A recent pilot study conducted by the National Oceanic and Atmospheric Administration revealed the agency’s own data has inflated much of the country’s recreational saltwater fishing catch by 30 to 40 percent. This is the third time in 13 years that serious issues have been uncovered in NOAA’s recreational fishery data program, according to a new report from the Center for Sportfishing Policy.
The Marine Recreational Information Program is a NOAA program that provides estimates of recreational fishing catches and trips. That federal data—collected using dockside interviews and mail surveys—is used to evaluate and manage state and federal fisheries in the Atlantic, Gulf of Mexico, and Hawaii. In many cases, NOAA’s data has led to restrictions on sport angler harvest of saltwater gamefish—most notably red snapper—along the Gulf and South Atlantic coasts, infuriating anglers and industry professionals who have long suspected the federal data is overcounting.
“For years, MRIP catch estimates have been a source of contention for anglers, state agencies, and other fishery managers that depend on accurate and precise data for decision-making,” reads the CSP report critiquing the NOAA study, which was released in May.
The Trouble with Recreational Fishing Data
Sportfishing groups throughout the coastal U.S. have expressed their alarm and displeasure at NOAA for years regarding shrinking limits and extremely short or canceled seasons for recreational anglers. Meanwhile many states, which have begun collecting their own catch and trip data, reported populations of fish like red snapper that are able to support harvest beyond what the feds are recommending. According to the Great Red Snapper Count, a 2021 report put out by the Harte Research Institute with help from Southern universities, there are 118 million red snapper in the Gulf of Mexico. NOAA had put that number at 36 million.

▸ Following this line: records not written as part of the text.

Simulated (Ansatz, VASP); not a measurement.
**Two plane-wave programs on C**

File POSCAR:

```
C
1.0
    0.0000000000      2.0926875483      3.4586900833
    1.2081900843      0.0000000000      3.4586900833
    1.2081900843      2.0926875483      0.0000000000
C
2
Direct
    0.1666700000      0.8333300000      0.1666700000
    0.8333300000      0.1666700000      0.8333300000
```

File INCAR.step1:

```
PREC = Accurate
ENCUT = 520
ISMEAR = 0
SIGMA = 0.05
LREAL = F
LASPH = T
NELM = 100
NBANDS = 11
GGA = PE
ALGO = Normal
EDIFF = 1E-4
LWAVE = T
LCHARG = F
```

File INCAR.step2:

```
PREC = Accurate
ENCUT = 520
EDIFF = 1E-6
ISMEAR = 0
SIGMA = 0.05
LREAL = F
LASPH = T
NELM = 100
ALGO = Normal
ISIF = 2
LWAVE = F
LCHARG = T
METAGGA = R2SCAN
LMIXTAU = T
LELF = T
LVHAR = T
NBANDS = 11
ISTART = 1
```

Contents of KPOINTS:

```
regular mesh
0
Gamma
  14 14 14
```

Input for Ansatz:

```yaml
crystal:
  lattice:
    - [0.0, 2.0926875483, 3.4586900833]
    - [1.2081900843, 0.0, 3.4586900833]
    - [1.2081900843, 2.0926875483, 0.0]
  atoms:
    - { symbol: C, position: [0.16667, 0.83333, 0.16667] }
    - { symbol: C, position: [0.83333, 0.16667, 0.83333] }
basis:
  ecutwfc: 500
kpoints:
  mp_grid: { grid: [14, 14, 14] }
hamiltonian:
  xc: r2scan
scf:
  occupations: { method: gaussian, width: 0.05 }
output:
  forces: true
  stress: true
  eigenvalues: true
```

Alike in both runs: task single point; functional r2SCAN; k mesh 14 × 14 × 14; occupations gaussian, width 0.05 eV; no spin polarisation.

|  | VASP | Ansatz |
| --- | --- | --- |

“Yet another major revision to the federal recreational data collection system is upon us, and it should bring a realization that NOAA is just not capable of doing this job,” said conservation director of the Coastal Conservation Association Ted Venker in a Tuesday press release about NOAA’s data errors. “At best we are looking at several more years of questionable revisions, recalculations, and recalibrations based on a suspect data system that has never proven it can produce accurate information. This is no way to manage a public resource. It would be irresponsible to continue down this road rather than exploring and supporting state-based options to better manage the recreational sector wherever feasible.”
Venker is upset about NOAA discounting the recreational snapper data that’s meticulously collected by Gulf States—particularly in Mississippi and Alabama, which prize red snapper and have implemented detailed mandatory catch reporting.
“Mississippi’s federal data is consistently inconsistent,” says Venker, citing examples of the discrepancies between state and federal numbers. “In September 2019, the state’s private boat recreational red snapper season was open for only five days and yet the federal system says somehow Mississippi produced 2,482 trips per day, harvesting 68,997 pounds of red snapper every day for a total of 344,984 pounds in just those five days … [And] in 2020, the Mississippi season was open for a single day in September and the feds say anglers made 980 trips that day and caught 32,892 pounds of red snapper.”
Venker notes that the most trips the Mississippi state data system has ever logged in a single day is 513, with an average of 95 trips per day over the last four years.
“Like a good federal government agency, NOAA Fisheries believes its data is the only right data,” Venker says. “Rather than continue to insist it is always the smartest entity in the room, NOAA Fisheries should work on being a better partner to the Gulf states as well as the angling public and commit to getting to the bottom of wild data discrepancies [of red snapper catches] before cramming down damaging, punitive measure[s].”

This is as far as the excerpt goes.